Birdy
Senior Member
He was really impressive in his first season, apart from that Roma game, second season went okey until that final month, when all collapsed and when he should have really left or been fired. This season has been constant struggle with SuperCopa game actually being one of the best ones we had. Oh the irony. Valverdes biggest problem was that he was too much of a nice guy, he lacked fire and motivate his aging and demotivated squad. With some other coaches, hairdryers would have flown in half time in Anfield, he just is not that type of person, and this is the type of person our team needs at the moment. He is definitely a smart and nice guy and knows the tactics, but another thing is getting players actually do what he wants and he lacked that, especially with the "amigos".

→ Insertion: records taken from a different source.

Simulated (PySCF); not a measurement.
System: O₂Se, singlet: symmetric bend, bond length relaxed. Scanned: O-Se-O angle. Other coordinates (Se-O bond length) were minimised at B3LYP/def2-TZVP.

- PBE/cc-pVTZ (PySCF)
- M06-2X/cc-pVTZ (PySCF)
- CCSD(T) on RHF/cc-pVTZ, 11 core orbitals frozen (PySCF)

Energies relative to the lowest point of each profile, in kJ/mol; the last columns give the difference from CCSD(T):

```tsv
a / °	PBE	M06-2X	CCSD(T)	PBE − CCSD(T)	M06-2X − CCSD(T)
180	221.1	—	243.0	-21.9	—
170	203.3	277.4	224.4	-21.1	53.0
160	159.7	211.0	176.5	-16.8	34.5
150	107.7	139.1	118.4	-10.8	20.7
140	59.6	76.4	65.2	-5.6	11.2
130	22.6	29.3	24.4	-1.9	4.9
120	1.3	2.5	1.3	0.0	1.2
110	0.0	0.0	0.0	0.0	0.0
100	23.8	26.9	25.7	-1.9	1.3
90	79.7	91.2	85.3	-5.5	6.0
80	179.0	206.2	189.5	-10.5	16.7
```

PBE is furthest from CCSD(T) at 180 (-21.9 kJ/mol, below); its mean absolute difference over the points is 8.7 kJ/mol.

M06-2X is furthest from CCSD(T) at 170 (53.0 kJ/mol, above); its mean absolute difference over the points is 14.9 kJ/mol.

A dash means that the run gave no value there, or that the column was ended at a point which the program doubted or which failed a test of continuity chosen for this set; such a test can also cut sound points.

Agree with most of what you say, but i want to add something:
It was really in his first season without Neymar, without Dembele, without Coutinho (first half), that we saw the model of what "EV's Barcelona" is, which didn't change afterwards. Without the necessary attacking threat upfront and quality wingers, he resorted to a 4-4-2 ish formation which relied heavily on 8 players defending and dropping deep, while keeping Messi-Suarez upfront and letting them cause the damage in transition. This might be characterized as a pragmatic solution for to the time, given the constraints and the limitations of the squad. It's fair to say,however, that this solution as pragmatic as it is, is also at the expense of any attacking-minded, possession-oriented style of play: hence the most boring, ugly Barcelona of the last many years.
Valverde's limitations came up however during his second and third seasons: The incorporation of quality players that either recovered (Dembele), or were brought in (Coutinho, Arthur, Vidal, Malcom, De Jong) never happened, cauz the blueprint was the same: defensive 4-4-2 with the team dropping deep to defend. Even when on paper we were playing 4-3-3 the role of the attacking 3 was the same: the one that was not messi or suarez would drop deep on either wing and one midfielder would shift to the other wing to defend in a 4-4-2. No wonder why Rakitic never sat on the bench (until EV was practically forced at the beginning of this season to sit him by the board and its 'sporting project' in younger players, but only to gradually reintroduce him again in the starting XI): He was indispensable when EV formed the first 3 months in his mind what football he wants to play. So, all in all, EV failed in his second and third season with his failure to play better football when the squad at his disposal was so much better than what he had to begin with - not that i deem him non-guilty for the defensive orientation in general he started with and the abandonment of any thought of building sth more loyal to the footballing values of this club, but at least i see some redeeming features.
Other than that, i subscribe to everything you say about the motivational, psychological aspect and the 'amigos' culture, etc. Needless to say, i belong to the people thinking that Rome and Anfield collapses had nothing to do with tactics, but were the top of the iceberg of a long history of psychological failures of this team in away/important CL/cup games that goes way back.. EV's motivational limitations just exacerbated what was already there.
By the way, i rate EV seasons: 9/5/4
(for Pep i would give a 10/9/10/9
for Lucho a 10/8/6)
PS: I am excited about Setien, i think he is the right person to revive at least some football values that seem lost by now, but i am also waiting to see if he can fix the psychological issue, and whether Barca's football limitations weigh heavily on the side of the squad or on side of tactics and system per se.